I silence myself as Kris made a turn into the basement parking of Galleria. I don’t know what to expect but I’m ready to take whatever my precious engagement ring has become of after a series of soldering and polishing. In my mind, I was asking God to guard my heart and my lips as I face this people whom I trusted to render a good service.
To recall, I brought my engagement ring to Hearts & Arrows to secure the diamond. That was in December. I was asked if I wanted to polish it as well to remove the scratches. I said I don’t want because every scratches of it was part of its history.
I came back after a week which was Christmas eve. I was surprised to see a matte finish from the original brass semblance. And asking me to pay extra 2k bucks. I remember reacting gracious enough to made my point and avoided being furious for getting something I didn’t ask of them in the first place and then pay for it. So I left it there for another two weeks or so.
The next time we came back, we were more surprised to see it super glossy – I wanted to cry. Do these people know what they are doing? They carry a pretty good name and reputation to be doing a very unprofessional service.
Kris then talked to the person from their Head Office. We were told that they will send it abroad to have it back to its original form. Which we believed and hoped for. Now the third time was really unacceptable. They gave us what it was the first time they changed it.
Seriously, these people don’t know what they were doing. I was frustrated and was already at the end of my extreme patience. A friend even commented that I was really ” Arrowed in the Heart”. Kris called again the Head Office. I did call a different person to satisfy the need to voice out my feeling as a client and as a woman. I don’t want anything but my original ring back.
And now the long wait… I got this call from their office telling me that it was now okay. I’m holding back myself from expecting too much and postponed my visit for another 3 days just to gather my self together. And when I was ready, we headed to Hearts and Arrows — in my heart was a lil hole of doubt but a big patch of acceptance was present too.
Thank God that whenever I let go of things He wants me to let go of, He always makes sure that letting go and letting God has always been the best thing to do.
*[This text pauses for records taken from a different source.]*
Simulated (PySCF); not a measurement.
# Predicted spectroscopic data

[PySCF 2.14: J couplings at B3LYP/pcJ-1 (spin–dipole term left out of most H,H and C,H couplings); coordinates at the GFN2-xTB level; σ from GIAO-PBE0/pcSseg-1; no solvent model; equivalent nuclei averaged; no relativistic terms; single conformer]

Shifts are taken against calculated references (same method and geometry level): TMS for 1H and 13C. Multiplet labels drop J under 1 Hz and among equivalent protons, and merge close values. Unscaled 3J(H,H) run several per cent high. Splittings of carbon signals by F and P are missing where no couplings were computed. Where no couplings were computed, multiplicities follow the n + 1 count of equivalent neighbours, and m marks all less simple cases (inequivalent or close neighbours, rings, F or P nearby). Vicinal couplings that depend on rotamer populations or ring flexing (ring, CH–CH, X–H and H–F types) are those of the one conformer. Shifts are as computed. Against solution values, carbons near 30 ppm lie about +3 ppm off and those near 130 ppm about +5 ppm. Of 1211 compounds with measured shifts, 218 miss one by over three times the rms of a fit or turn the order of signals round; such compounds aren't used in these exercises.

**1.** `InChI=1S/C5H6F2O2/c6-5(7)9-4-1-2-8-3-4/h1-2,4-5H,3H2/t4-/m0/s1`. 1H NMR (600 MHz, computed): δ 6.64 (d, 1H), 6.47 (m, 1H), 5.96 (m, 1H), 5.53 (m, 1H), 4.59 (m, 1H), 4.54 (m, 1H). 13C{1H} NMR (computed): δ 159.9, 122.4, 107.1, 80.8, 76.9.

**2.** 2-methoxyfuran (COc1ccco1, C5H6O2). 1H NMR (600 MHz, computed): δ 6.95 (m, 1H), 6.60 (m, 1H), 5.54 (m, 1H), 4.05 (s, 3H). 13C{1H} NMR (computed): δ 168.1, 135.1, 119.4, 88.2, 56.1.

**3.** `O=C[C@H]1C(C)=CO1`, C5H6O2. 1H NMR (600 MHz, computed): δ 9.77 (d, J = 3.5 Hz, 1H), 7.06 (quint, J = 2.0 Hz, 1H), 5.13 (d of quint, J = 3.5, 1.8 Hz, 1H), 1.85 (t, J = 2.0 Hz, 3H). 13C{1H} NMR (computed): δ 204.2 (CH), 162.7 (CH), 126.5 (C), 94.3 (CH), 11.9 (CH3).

I smiled as I gazed at the ring presented to me — it’s what it was from the first time Kris put it on my finger.
In reality, I am a diamond in God’s eyes… He wants to secure my life and make sure that in the end of my time, I will be reunited with Him. Right now, I’m going through soldering myself that’s molding me the way He wants me to. It may not be always easy as soldering is painful at times. But I have to let go of my own plans and let God do His. He’s not finish with me yet… polishing is in progress.